Rights…and Wrongs

I’m going to wax political for a bit here. Don’t worry though. I’m not going to wade into all of the liberal vs. conservative issues swirling around. I have my sights set on something much more deeply engrained.

The political philosophers coming out of the Enlightenment, folks like John Locke, were as much sociologists as they were philosophers. They looked at what people tend to do and how they live and drew conclusions from that about what it means to be human and how societies should operate. Most of Western civilization, and Eastern too for that matter, make use of their basic premises. The American Declaration of Independence puts this front and center: “We hold these truths to be self-evident, that all men are created equal, that they are endowed by their Creator with certain unalienable Rights, that among these are Life, Liberty and the pursuit of Happiness.”

This is the kind of idea forms the basis for our government and is the structure upon which our entire society is built. All of the big political debates erupting in our country can all be traced back to this central idea. Is abortion legal or not and who decides? Is a marriage only between a single man and a single woman or are other arrangements an option? These are all based on discussions about human rights, such as the right to life and the right to happiness.

Looking at government and society from a Christian perspective changes things quite a bit. When you look through the Levitical laws given to Israel as the way they were supposed to live and conduct themselves, you don’t see any sort of discussion of rights. All of the things we describe as “human rights” are nowhere to be seen. Even a right to life simply doesn’t exist.

Many transgressions against God or against society were punished with death. Appeals are not discussed at all. Aaron’s sons, Nadab and Abihu, misuse the incense of the tabernacle and are immediately struck down. Then there are people like poor Uzzah, who tried to steady the Ark of the Covenant when King David was transporting it. For touching the Ark, Uzzah is also immediately struck down. Similarly, God commands the Israelites to put the native populations of Canaan to the sword. Man, woman, and child, none are to be left alive.

Many read stories like this and think how terrible it is that God would do such a thing. How can a loving God be so cruel and callous? We think this way because the concept of rights are deeply ingrained in how we think. Rights presume I have some intrinsic value, something that no one else can overturn without my say so.

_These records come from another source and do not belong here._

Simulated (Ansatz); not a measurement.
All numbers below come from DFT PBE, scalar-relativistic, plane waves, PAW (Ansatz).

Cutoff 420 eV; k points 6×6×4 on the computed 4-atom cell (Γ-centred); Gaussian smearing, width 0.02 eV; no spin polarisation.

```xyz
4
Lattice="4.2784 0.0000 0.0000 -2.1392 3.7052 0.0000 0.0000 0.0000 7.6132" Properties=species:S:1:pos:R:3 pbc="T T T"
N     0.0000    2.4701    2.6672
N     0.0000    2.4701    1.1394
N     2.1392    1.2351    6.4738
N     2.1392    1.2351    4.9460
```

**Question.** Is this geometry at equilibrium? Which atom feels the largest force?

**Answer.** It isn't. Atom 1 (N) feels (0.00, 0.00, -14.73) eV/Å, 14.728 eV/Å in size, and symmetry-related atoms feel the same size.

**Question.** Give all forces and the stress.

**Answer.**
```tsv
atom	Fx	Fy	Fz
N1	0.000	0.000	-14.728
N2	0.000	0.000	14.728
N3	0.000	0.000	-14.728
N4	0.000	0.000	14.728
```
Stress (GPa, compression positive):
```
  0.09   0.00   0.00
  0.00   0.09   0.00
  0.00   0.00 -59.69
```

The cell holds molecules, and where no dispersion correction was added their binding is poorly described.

God does not talk this way. In fact, God works in quite the opposite manner. He chides those who think they have the right to make demands of their Creator. When God establishes the laws of Israel, He doesn’t talk in terms of rights, but of responsibilities. He doesn’t want people thinking of themselves, but of others. Rights make everyone focus on me and what I want. Responsibilities make me focus on everyone else.

So what does this have to do with the sacraments? Quite a lot actually. This same attitude follows us everywhere we go, even in church. Many Christians treat the sacraments as simply between God and the individual. No one else needs to be involved. Really, as a Christian, it’s my right to have the sacrament. So, when the pastor tells you he has concerns about your participation in the sacrament, whether baptism or communion, he’s the one in the wrong because it’s your right to have it.

Again, from God’s perspective it’s quite the opposite. None of us deserve anything from God, including the sacraments, perhaps even especially the sacraments. Luther makes very clear God’s grace is a gift. If it were not a gift, then I earned it somehow. But, as a sinner, it is beyond my capabilities to earn anything from God. The bar is set at perfection and anything less than perfection falls short of the mark. That means every one of us.

There have been a number of instances where I’ve turned people away from the communion rail because of their understanding of communion and their church body’s proclamation (see my earlier post on proclamation in communion). I’ve considered holding off on baptism because the understanding of baptism barely fell within basic Biblical teachings. It isn’t always the case, but it’s often enough that I’m met with hostility when I do so. The argument usually revolves around rights in one way or another. “I grew up in the Lutheran church.” “My mom is a member here.” So on and so forth.

None of that really matters, because the sacraments aren’t earned and they are not something you have a right to. They are God’s gifts and, because they are God’s gifts, they must be used carefully and appropriately. There are consequences to you and to those around you if you do not, as Nadab and Abihu and those St. Paul references in 1 Corinthians 11 found out. Your pastor is trying to protect you and the congregation from a possible misuse of God’s holy things. Rather than getting angry at the pastor, take a closer look at your status before God and whether you have any right to be angry at all. Your pastor does not hate you. He does not despise you. He loves you and cares for you. He wants you to receive the gifts God offers, but not if they will bring you harm. If he tells you “no,” it’s because something is off kilter and needs to be fixed so you can participate in the way God wants. Talk to your pastor. Listen to him. He is responsible to God for the use of His things and will be called to account for his actions. So he works very hard to make sure they are used for the benefit of God’s people, and that includes you.